New fellowship brings inclusivity to language analytics

In this photo from July 2017, human systems engineering Associate Professor Rod Roscoe provides direction to a student learning how computer-based tools can support effective learning processes at the Sustainable Learning and Adaptive Technology for Education Lab, or SLATE Lab. Photo by Jessica Hochreiter/ASU

By Sona Patel Srinarayana |
November 19, 2020

We all have our biases. But few of us consider how biases can inadvertently shape the design and execution of research.

For example, testing mobile device ergonomics among mainly male participants could result in smartphones that are too large for many female hands. Or testing the safety of autonomous vehicle optical systems with only lighter-skinned pedestrians in well-lit environments may not protect darker-skinned individuals walking at night.

Understanding the effects of cultural biases in a research setting has become a topic of interest among scientists in various fields. They ask, how does unintentionally excluding certain demographic groups from a study skew its results in a noninclusive way? And how might this perpetuate inequitable social conditions?

Human systems engineering Associate Professor Rod Roscoe at The Polytechnic School, one of the six Ira A. Fulton Schools of Engineering at Arizona State University, is partnering with the Learning Agency Lab (also known as the Lab) to expand understanding of the biases that exist specifically in language analytics research. Together, they have launched a fellowship program, funded by a Bill and Melinda Gates Foundation award, focusing on promoting inclusion and equity within research in this field.

“Language analytics is a fusion of fields like data science and linguistics, often using computer-based tools to detect features of natural language and then relying on that information to guide assessments, make decisions and advance human-computer interaction,” Roscoe said. “Examples of these applications are everywhere — automated tools for closed captioning or dictation, voice-activated controls, and software that gives feedback on writing style or grammar.”

These applications function by using artificial intelligence and machine learning algorithms to link key language components to valuable outcomes, like making cohesive text or understanding a spoken command.

Inherently, algorithm formation depends heavily on the data source — in this case, the language that defines what the algorithm measures. Ideally, these algorithms should work with a healthy variety of language from people of different backgrounds and cultures, such as those who speak English as a second language or who speak with different dialects. This diversity allows the algorithms to capture and respond to an authentic range of how real people use language.

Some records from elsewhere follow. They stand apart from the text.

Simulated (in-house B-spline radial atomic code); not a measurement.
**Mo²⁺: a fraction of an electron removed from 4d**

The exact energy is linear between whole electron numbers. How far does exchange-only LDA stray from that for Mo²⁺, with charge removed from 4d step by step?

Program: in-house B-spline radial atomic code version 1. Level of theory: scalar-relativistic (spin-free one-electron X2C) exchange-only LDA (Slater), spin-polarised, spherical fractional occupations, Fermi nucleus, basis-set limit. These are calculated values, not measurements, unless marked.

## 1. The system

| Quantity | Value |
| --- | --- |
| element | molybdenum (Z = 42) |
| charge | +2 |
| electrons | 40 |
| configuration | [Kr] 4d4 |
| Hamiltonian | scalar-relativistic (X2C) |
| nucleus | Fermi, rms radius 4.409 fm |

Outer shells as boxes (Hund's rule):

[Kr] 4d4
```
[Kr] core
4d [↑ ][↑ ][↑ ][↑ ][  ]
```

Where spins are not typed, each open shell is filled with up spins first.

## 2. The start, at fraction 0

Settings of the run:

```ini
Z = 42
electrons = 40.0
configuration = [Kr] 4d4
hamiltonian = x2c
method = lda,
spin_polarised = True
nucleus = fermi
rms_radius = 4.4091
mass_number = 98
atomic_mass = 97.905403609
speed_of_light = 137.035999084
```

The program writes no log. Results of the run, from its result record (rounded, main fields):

Roscoe and his colleagues believe that many current natural language processing tools and applications are not being developed in this way and are therefore contributing to inequity and exclusion in language-based technologies. He proposes the question, “Who decides what counts as good writing and communication?”

“The people whose text is being used to develop language tools are most likely from a narrow demographic that doesn’t represent the general population or important subgroups,” Roscoe said. “If we aren’t careful, cultural and gender biases can be built into the algorithms that support these products. And once they are built into the algorithm, it becomes difficult to undo. They become part of the ‘black box’ of the software and taken for granted.”

Linguistic biases narrow the range of language that is considered correct or permissible, and they penalize users who aren’t using language according to those standards. For instance, restrictive beliefs about “proper English” or “professional English” might lead to devaluing ideas from those who are nonnative English speakers or have not been taught to write or speak in a certain way.

“We are re-creating our prejudices by putting them into a computer,” said Roscoe, who will serve as the lead investigator on this project.

The collaborative goal of the Inclusive Language Analytics Fellowship Program is to advance both the research and the researchers in these fields. Roscoe and the Lab aim to recruit two recent doctoral graduates from underrepresented backgrounds as fellows to investigate inclusive language analytics and to be mentored by diverse learning engineering and language experts at ASU and from other institutions across the country.

Fellows will be encouraged and expected to participate in career and equity development opportunities, attend workshops on grant and resume writing and attend training programs that discuss racism, sexism and other societal issues.

At ASU, fellows will be invited to participate in events and dialogues sponsored by organizations such as the ASU Postdoctoral Affairs Office, the Committee for Campus Inclusion, the Center for Gender Equity in Science and Technology, the Center for the Study of Race and Democracy, Project Humanities and others.

The idea for this fellowship was developed alongside another project at the Lab to improve the algorithms that drive assisted writing feedback tools. In partnership with Georgia State University, the Lab has collected a robust dataset of student responses that will be available to fellows for research.

The Lab will help manage the project by ensuring the fellows stay on track and share their findings in academic and public audience venues, and by finding speaker opportunities. A large network of professors with different specializations from various institutions will assist in providing research advice and career opportunities in addition to mentorship for the fellows.

“We want to provide layers and layers of support so the fellows feel validated in their research,” said Aigner Picou, program director at the Lab. “The best outcome would be that the fellows are placed at institutions in full-time positions sharing and implementing the knowledge they’ve learned at this fellowship.”

“If we are not thinking of diversity and equity as we build technologies, people will be excluded, or worse, punished or harmed based on the biases we build into the software,” Roscoe said. “Inclusive language analytics is about making sure that doesn’t happen or continue to happen.”